I often joke that while some people may have "emotional baggage," I have an emotional storage space where I keep everything locked away and pretend it doesn't exist. This isn't really a joke, however, I do have a storage space up in Maine near my parents summer retreat on Frye Island and it does contain an inventory of my past, packed up and labeled in boxes and crates. Or it did until last week when I finally undertook the soul-searching task of clearing it out.
When I decided to move to California, I had to stash my stuff somewhere. I came out here with only a couple of suticases and a box or two of scripts. I was starting a new life and had to leave the trappings of my former self behind. I decide to haul everything up to Maine because A) the rent was cheap and B) I had a fantasy of buying my own cottage on Frye Island someday. So in addition to boxes of books, tapes, videos and files filled with songs, stories, scripts, plays, letters, essays and articles, I also stored furniture and gadgets and clothes and kitchenware and tons of miscellaneous crap that I thought might be useful or cool to have in my imagined future home.
All that stuff has been sitting there collecting dust for the past six years while I've been busy generating and accumulating more crap out here on the West Coast. Recently my Dad built a new storage shed on the property in Maine and he suggested I sort through my stuff and figure out what I really want to keep. I could then store it in the shed instead of paying rent on it. It seemed like a reasonable idea.

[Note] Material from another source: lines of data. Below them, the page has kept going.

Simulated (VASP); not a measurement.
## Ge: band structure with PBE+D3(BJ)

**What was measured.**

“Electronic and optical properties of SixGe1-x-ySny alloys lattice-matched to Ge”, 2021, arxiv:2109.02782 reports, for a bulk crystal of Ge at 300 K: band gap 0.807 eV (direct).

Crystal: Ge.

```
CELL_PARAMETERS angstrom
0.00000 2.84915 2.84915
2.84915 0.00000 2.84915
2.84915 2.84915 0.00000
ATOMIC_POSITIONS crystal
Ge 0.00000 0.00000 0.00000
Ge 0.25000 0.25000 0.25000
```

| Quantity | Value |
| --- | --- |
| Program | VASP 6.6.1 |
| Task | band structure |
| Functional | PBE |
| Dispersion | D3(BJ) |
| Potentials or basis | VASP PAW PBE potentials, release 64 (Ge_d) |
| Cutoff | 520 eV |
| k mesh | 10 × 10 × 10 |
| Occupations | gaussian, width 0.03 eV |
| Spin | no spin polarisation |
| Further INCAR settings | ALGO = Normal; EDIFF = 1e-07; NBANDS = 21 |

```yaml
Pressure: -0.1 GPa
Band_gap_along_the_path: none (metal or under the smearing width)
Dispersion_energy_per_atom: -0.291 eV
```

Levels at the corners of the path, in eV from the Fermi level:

To make things easier on myself I made an executive decision to give away all of the clothes and furniture. It doesn't look like I'll be buying that lakefront property anytime soon and if I do, I'll probably want nice new furniture instead of the junk I picked up off the sidewalks of Brooklyn. The one piece we will hang onto is a massive desk that my Dad got from GE about fifty years ago. The rest goes to the Salvation Army. That left me with about twenty boxes of material to go through.
Books were easy, most of the paperbacks got donated to the Frye Island library. They scored a bunch of Sherlock Holmes, James Bond, Ross MacDonald, and Robert Ludlum. The keepers got shelved in a cabinet in the back bedroom at my folks house. I had a couple of milk crates full of video tapes as well. Eventually some of those will go to the library too, but many of them, such as the Elvis concert videos, had to be retained as part of my musical archive. Cassette tapes were tough. What do you do with them? I'm buying only CDs now and my car doesn't even have a tape deck anymore. I suppose I could give them away, but there are so many of them and some of them haven't come out on CD yet. Besides about half of the cassettes are rare concert recordings, including my bootleg Dylan collection and then of course there are all of the tapes of my old rock bands and my short-lived solo career. These must be retained. They went up in the loft.
Now comes the hard part: the files. I saved everything. Every draft. Every note. Every copy. Every map, brochure, movie ticket, playbill, concert poster, resume, rejection letter, list, outline. I saved receipts, postcards, birthday cards, thank-you notes, phone numbers, bank statements, bills, invoices, foreign currency...
And every single little scrap of paper held a memory, an attachment, a piece of me. Some were easier to throw away than others. And some I could not throw away at all. A thank-you note from my niece when she was eight years old. An egyptian coin. My ticket stub from the Springsteen concert in '78. I put them in an old wooden cigar box.
As for the files containing all of my written output, I tried to get rid of as much as possible, keeping only the essentials. But there was just too much of it. I realized that for whatever reason, I have to keep writing. Whatever else I do, I will always do that. I found songs I had completely forgotten about. Stories and plays and poems and ideas for movies. Color-coded notecards with jokes for my short-lived stand-up career. Pages and pages and pages of words. Words.
Eventually I had to give up and just put the remaining boxes up into the loft with the videos and cassette tapes. Next summer I'll take another stab at it. But I did make a little progress. I no longer have that emotional storage space where my past is locked away and gathering dust. What I have now is a trove of memories and a body of work. Every now and then it's good to cast off some of the old baggage that's weighing you down. But it's also good to know where you come from and what you're made of. Maybe someday I'll get that cottage by the lake where I can preserve my store of memories. Maybe not. Maybe I'll just keep a few special items in an old wooden cigar box.
Meanwhile, I've got a whole new collection of junk to go through in my apartment in L.A. I'd better get a jump on it before I have to rent another storage space.